This week, the American Civil Liberties Union of Florida filed an emergency motion in state court to gain access to information about a controversial law enforcement cell phone tracking program known as “stingray.”
The ACLU of Florida– along with the ACLU– are looking into how and when police departments across the country are using “stingray” technology. Nathan Wessler, a staff attorney with the ACLU, explained in a blog post in March that these “stingrays,” which are also known as cell site simulators, “impersonate cell phone towers, prompting phones within range to reveal their precise locations and information about all of the calls and text messages they send and receive. When in use, stingrays sweep up information about innocent people and criminal suspects alike.”
The ACLU of Florida has been seeking public records for several months now from about 30 police departments and sheriffs’ offices all over Florida in an effort to access whether or not police are not trampling on privacy rights.
So far, Wessler writes, they’ve found evidence that “at least one police department in Florida has failed to tell judges about its use of a cell phone tracking device because the department got the device on loan and promised the manufacturer to keep it all under wraps.”
The power of stingrays, and the lengths to which police will go to conceal their use, are demonstrated by an ongoing case in Florida, State v. Thomas. As revealed in a recent opinion of a Florida appeals court, Tallahassee police used an unnamed device — almost certainly a stingray — to track a stolen cell phone to a suspect’s apartment. (The case’s association with stingrays was first pointed out by CNET’s Declan McCullagh in January). They then knocked on the door, asked permission to enter and, when the suspect’s girlfriend refused, forced their way inside, conducted a search, and arrested the suspect in his home. Police opted not to get warrants authorizing either their use of the stingray or the apartment search. Incredibly, this was apparently because they had signed a nondisclosure agreement with the company that gave them the device. The police seem to have interpreted the agreement to bar them even from revealing their use of stingrays to judges, who we usually rely on to provide oversight of police investigations.
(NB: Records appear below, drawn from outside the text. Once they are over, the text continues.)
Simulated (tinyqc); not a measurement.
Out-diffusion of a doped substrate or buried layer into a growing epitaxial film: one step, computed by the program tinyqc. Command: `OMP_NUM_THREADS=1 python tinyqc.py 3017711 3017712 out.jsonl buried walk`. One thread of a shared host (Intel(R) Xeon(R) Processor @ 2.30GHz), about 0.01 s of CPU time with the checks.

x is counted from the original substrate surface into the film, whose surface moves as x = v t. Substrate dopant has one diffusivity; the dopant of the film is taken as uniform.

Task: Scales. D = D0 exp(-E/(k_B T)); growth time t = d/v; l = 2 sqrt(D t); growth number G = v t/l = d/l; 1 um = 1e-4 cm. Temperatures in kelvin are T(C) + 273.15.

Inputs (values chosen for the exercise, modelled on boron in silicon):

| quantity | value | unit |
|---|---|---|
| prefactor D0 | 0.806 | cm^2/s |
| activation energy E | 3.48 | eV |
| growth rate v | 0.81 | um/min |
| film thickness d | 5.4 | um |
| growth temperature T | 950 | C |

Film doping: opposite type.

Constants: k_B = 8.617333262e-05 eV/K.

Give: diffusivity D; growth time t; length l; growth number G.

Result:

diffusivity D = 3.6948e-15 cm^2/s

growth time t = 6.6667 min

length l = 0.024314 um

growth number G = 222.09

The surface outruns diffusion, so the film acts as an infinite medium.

When the suspect’s lawyer tried to ask police how they tracked the phone to his client’s house, the government refused to answer. A judge eventually forced the government to explain its conduct to the lawyer, but only after closing the courtroom to the public and sealing the transcript of the proceedings so the public and the press could never read it. Only later, when the case was heard on appeal, did the most jaw-dropping fact leak out. As two judges noted during the oral argument, as of 2010 the Tallahassee Police Department had used stingrays a staggering 200 times without ever disclosing their use to a judge to get a warrant.
Besides looking into how the technology is used, the ACLU has also been concerned about the lengths police have taken to conceal their records on their respective surveillance programs.
Most recently, the ACLU filed a lawsuit against the Sarasota Police Department because officials there claimed information about their stingray program belonged to the U.S. Marshals Services, which is part of the U.S. Justice Department and therefore not subject to Florida’s open records laws.
According to a press release from the ACLU of Florida, representatives from their organization had plans to meet with Sarasota Police to go over their documents, but:
A few hours before the scheduled appointment, however, an assistant city attorney canceled the meeting after U.S. Marshals Service claimed the records as their own and instructing the Sarasota Police not to release them. The U.S. Marshals Service claims it deputized the Sarasota Police officer who had applied for the stingray orders and that the records related to the applications and orders – including the state court’s copies – were the property of the federal government and not subject to Florida public records law.
“That police use stingray [devices] is nothing new, but that the police would go to these lengths to evade a public discussion on how and when they use them is alarming,” said Benjamin Stevenson, staff attorney for the ACLU of Florida. “What the police do in the public’s name is the public’s concern. People have a right to know about police’s use of stingray devices—when and how they use them to monitor communications and the whereabouts of innocent people in the vicinity. Only through this open discussion can we set the proper limits of this technology.”
The U.S. Marshall Service apparently seized all the original and copies of the Sarasota Police’s applications and the court orders. The ACLU learned that the Sarasota Police customarily does not submit copies of stingray applications and proposed orders for the use of the devices to the court.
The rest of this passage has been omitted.